The Sporting Life

I think Frankenstein’s monster would make a great quarterback. For one, look at the arm on that guy. For two, while you’re wasting time trying to figure out how to tackle him, here comes old buddy Dracula to suck your blood.

In his book, My Prison Without Bars, the disgraced Pete Rose talks a lot about why he should be forgiven for sports betting and be allowed to enter the Hall of Fame. But in my book, I talk a lot about how we need a sport where monkeys and dolphins battle it out street fighter style to determine once and for all which one is the smartest. The point is, my book is better.

A lot of people think I would have a disadvantage when it comes to playing basketball because of my height. And they would be right, if it weren’t for the gun.

I’m not known to be a tennis pro, but this one time I really set the court on fire. Acing serves, working the baseline, killing the backhand – I really left my competition begging for mercy. It wasn’t until after the game that I found out I was in a court of law.

I think a way to make soccer more interesting would be to add wolverines.

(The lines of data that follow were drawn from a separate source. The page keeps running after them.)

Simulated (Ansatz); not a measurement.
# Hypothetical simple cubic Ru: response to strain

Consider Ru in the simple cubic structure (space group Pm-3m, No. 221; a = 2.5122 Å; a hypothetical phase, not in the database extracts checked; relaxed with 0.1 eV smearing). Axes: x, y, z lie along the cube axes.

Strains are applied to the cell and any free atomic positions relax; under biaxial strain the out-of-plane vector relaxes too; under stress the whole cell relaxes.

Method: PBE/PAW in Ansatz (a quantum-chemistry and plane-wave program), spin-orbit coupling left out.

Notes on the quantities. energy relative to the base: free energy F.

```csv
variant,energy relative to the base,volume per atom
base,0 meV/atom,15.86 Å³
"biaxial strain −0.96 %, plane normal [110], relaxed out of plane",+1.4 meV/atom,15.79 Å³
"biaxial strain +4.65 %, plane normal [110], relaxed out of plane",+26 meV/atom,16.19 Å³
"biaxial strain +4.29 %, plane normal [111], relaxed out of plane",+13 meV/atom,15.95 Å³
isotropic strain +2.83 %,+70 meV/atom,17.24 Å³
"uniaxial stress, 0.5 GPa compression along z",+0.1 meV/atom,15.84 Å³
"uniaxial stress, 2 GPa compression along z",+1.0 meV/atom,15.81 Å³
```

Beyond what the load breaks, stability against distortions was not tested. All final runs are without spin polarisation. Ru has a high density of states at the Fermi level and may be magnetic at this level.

If some guy tries to tell you that horseracing is the sport of kings, I think a clever way to answer is simply by saying “nay.” Because in horse language it means “I agree. Horses are superior to humans and I am proud to serve them.” You know, in case those paranoid horse kings are spying on us.

Pretty much every one I ask agrees with me when I call running a sport. But this cop I met one time was pretty adamant about calling it “evading arrest.”